How LFO made ‘LFO’ – 909originals catches up with Gez Varley


There are techno masterpieces, and then there’s LFO – LFO, which was released on 26 July 1990, and arguably sounds unlike anything recorded before or since.

The track (symbolised by the iconic Leeds Warehouse Mix) was one of the first releases on the then-fledgling Warp Records – when the purple label alone was enough to make it an essential purchase – and was the debut release from the Leeds based duo Gez Varley (aka G-Man) and Mark Bell (RIP), with a little assistance from local DJ Martin Williams.


To mark LFO‘s 30th anniversary, 909originals caught up with Gez Varley to discuss how the track came together.
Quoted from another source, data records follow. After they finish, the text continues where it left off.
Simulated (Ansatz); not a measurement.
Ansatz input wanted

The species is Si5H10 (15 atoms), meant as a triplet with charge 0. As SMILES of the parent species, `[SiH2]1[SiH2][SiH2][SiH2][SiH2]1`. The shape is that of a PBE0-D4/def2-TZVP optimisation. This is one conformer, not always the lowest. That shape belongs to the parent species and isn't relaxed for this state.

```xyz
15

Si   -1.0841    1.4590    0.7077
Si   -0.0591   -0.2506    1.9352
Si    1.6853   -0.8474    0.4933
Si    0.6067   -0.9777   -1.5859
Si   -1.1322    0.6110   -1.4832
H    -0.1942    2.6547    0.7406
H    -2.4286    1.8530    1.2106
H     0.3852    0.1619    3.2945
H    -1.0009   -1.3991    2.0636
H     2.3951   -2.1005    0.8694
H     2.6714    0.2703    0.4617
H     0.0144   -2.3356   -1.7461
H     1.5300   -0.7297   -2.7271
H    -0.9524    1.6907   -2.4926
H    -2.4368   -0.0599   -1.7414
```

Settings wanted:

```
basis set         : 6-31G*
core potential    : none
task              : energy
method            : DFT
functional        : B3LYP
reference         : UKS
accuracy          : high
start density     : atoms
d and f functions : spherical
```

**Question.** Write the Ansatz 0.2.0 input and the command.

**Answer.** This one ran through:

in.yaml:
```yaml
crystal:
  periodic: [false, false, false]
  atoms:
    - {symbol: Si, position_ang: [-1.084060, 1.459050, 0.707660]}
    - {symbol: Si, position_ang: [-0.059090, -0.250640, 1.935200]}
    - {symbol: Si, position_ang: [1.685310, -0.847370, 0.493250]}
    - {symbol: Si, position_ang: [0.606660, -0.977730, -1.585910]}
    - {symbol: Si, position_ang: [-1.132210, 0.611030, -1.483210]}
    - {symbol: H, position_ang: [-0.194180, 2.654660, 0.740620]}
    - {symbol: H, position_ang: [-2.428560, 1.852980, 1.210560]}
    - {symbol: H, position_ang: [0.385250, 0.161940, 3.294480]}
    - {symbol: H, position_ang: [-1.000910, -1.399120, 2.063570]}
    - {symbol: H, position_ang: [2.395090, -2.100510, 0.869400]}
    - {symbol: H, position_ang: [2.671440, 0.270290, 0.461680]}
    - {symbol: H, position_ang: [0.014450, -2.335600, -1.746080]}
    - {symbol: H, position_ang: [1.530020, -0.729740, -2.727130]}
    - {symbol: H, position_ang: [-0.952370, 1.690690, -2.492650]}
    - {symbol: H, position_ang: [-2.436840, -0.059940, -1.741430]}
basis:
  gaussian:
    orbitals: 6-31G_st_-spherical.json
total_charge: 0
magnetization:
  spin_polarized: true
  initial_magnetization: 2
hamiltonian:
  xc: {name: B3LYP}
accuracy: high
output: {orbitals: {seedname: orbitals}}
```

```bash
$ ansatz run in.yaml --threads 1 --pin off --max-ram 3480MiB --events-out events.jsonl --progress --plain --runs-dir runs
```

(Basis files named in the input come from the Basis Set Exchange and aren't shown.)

“I met up with Mark in late 1988 at a ‘Photography and Graphics’ course in Leeds,” Varley explains. “I was already making music, and so was Mark, with another Leeds lad, Richard Brook – who later went on to do Wild Planet on Warp Records.

“After hearing some of their stuff, I asked Mark to start doing some music with me, and soon after Mark joined LFO, our mate Martin Williams got involved. He was a resident at the Leeds Warehouse club, and a tutor on our course.”

While Varley admits that the newly-formed group “didn’t know much about Warp” at the time, a happy accident led to the track being signed to the fledgling Sheffield label.

“We used to hang out at the Leeds Warehouse club all the time, as Martin was DJing there a lot,” he says. “The club was a huge influence for us as we played out our demos there, and heard all the early import records from Detroit and Chicago being played out.

Mark Bell and Gez Varley of LFO

“One night, Martin was playing our demo and a guy came up to the DJ both and asked ‘what’s that track, we want to sign it for our label?’ This turned out to be Rob Gordon, who started Warp with Rob Mitchell and Steve Beckett. Anyway, we went out to his car and gave him a demo tape with around 30 tracks on it, he was totally blown away. Warp was the first label to be interested.”

By that stage, he admits, LFO had a “lot of demos done”, and were busy trying to formulate their sound.

“We were always in the studio jamming, and recording stuff five days a week,” he says. “We wanted to do our own thing as LFO, but for sure we were influenced by Detroit techno, Kraftwerk and Chicago Trax, for example.”

As for the equipment used to make techno history? “I had an FZ10 sampler, Kawai K1 keyboard, Jen SX1000 keyboard, and a Speak and Spell kids’ toy, for the voice. Martin had an Atari ST computer and a small Fostex mixer and a couple of small Yamaha FX units. That was about it. It was really amazing to think what we came up with using only that gear. Sometimes less is more, more or less…”

Read more: The world of electronic music remembers LFO’s Mark Bell on the fifth anniversary of his passing

While Martin Williams left the group shortly before LFO‘s release – “he continued to work with Basic Records in Leeds, on some very cool releases” – Varley cites him as playing a key role in the track’s composition.

“Martin was a big part of the track on the arrangement side,” he says. “He really knew what the crowd would like and where stuff should drop in and out.”


And, as they say, the rest was history, with LFO becoming an unlikely commercial success, reaching as high as number 12 in the pop charts, and setting the duo on the road to legendary status.

“Yeah, the chart success was a surprise,” says Varley. “After all, it was truly an underground record which crossed over.”

Varley is currently working on a new album, scheduled to be released next year – “it’s half done,” he says – and also has a number of releases coming out soon, a G-Man and Rob Strobe collaboration on Lucid Flow Records, and a vinyl release (as Gez Varley) on German label Millegram.

There’s also a scheduled re-release of some classic G-Man tracks on Back To Life Records, and “I’m doing a techno label with my old school pal Ed’sy from Unique 3 called Tan Ta Ra Records”.

[Thanks to Gez for talking to us. *Note that the release date of 26 July 1990 is as indicated on Discogs – the trainspotter in us thinks it might have been earlier though…]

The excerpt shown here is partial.